|North Sea Checkpoint Data|
Whilst carrying out the various challenges, the North Sea Check Point (NSCP) project has become aware that there is no ‘data broker’ facility which assists in the valuation of data sets. Neither data portals nor independent literature give widespread information on the value of the data for particular uses. In most cases it is incumbent on the user to download the data and then make assessment as to its value. The evaluation for data being sourced during NSCP challenges is structured against six ‘value criteria’:
|Contribution - What impact the data have on solving the problem.||Fundamentally, the data must contain the required parameter or phenomena to be of value. This is clearer for single variables, but has more meaning when applied to groups of data such as total suspended matter, hydrodynamic conditions, rainfall etc. For example, total suspended matter alone may have less contribution to solving a problem than a combination of water quality and hydrodynamic parameters.|
|Location - Where the measurements have been taken and at what time.||The spatial and temporal distributions of the data are critical as most data are required for a particular site and/or time frame.|
|Commercial- What the data costs.||Any data will have to be selected within the constraints of the data cost with respect to the allocated budget. For end-customers, data costs need to be set against benefit realised. Previous studies have shown that organisations do not object to paying for data, but pricing needs to be clear so they can budget for it. Commercial terms are also a factor as this may dictate what can be done with the data.|
|Attributes - Fitness for purpose.||This covers a number of factors about the data such as accuracy, precision, and spatial and temporal resolution. In addition, it also embraces quality control parameters such as metadata and the traceability of processing applied to the data.|
|Delivery - Can the data be supplied in time?||Delivery is important in time critical applications. This is particularly the case in emergency operations such as monitoring oil spills and in applications where the data have a short shelf life e.g. weather forecasts. This may also encompass any continuity issues with the data, i.e. can the data be supplied on an on-going basis?|
|Usability - How easy is it to use the data?||This covers such factors as the ease of visual presentation or the ease of extraction to provide input to a numerical model or software package. Clearly, the demand will be greater for data that can be readily consumed by the customer.|
To ensure that this valuation is captured for future use, we are developing a data screening tool based loosely on that provided by 'TripAdvisor' for the travel industry and, as such, we have named it the 'Data Advisor'. TripAdvisor provides a valuation of hotels for various attributes, such as business trips, romantic destinations, family friendly etc. Crucially, these valuations are provided by the users – it is their perspective, given at a certain time and with their own criteria in mind. We hope that the Data Advisor, or the concept, could provide a data brokerage service which supports the oft-stated aim of 'collect once, use multiple times'. Our challenge valuations will be captured within the Data Advisor tool and published in a searchable form to serve as use case examples.
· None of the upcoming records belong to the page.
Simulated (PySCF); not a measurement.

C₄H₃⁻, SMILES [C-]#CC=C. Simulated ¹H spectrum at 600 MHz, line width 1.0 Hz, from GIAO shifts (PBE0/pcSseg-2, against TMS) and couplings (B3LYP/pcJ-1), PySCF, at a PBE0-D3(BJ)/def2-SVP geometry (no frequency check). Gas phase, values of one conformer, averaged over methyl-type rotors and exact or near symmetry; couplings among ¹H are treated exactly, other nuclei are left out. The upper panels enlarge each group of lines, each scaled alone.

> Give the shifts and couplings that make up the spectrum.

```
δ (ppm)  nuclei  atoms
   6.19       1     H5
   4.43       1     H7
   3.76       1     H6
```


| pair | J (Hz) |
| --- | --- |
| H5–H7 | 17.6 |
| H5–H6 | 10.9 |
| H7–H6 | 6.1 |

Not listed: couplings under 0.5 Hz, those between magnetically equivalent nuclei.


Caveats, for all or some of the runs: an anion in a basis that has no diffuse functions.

The currently developing interface will allow the user to do the following:
- Search for datasets associated to a particular challenge or challenges at a particular level of valuation. For example, 'Find all datasets considered suitable for challenge X'.
- Search for the challenges against which a dataset has been valued, for example, 'For dataset X, find all challenges where the dataset was considered'.
- View the scoring metrics for each dataset. This allows the user to view the value criteria the dataset passed or failed and the associated reason.
This concept represents the user’s perspective, a viewpoint often missed when datasets are offered by suppliers. The valuations are the perspectives of individual users and build to represent a history of snapshots of user experiences. As such, this idea represents an ideal opportunity to seed a critical mass of information that can be formulated to become an invaluable, sustainable tool to all potential future data users.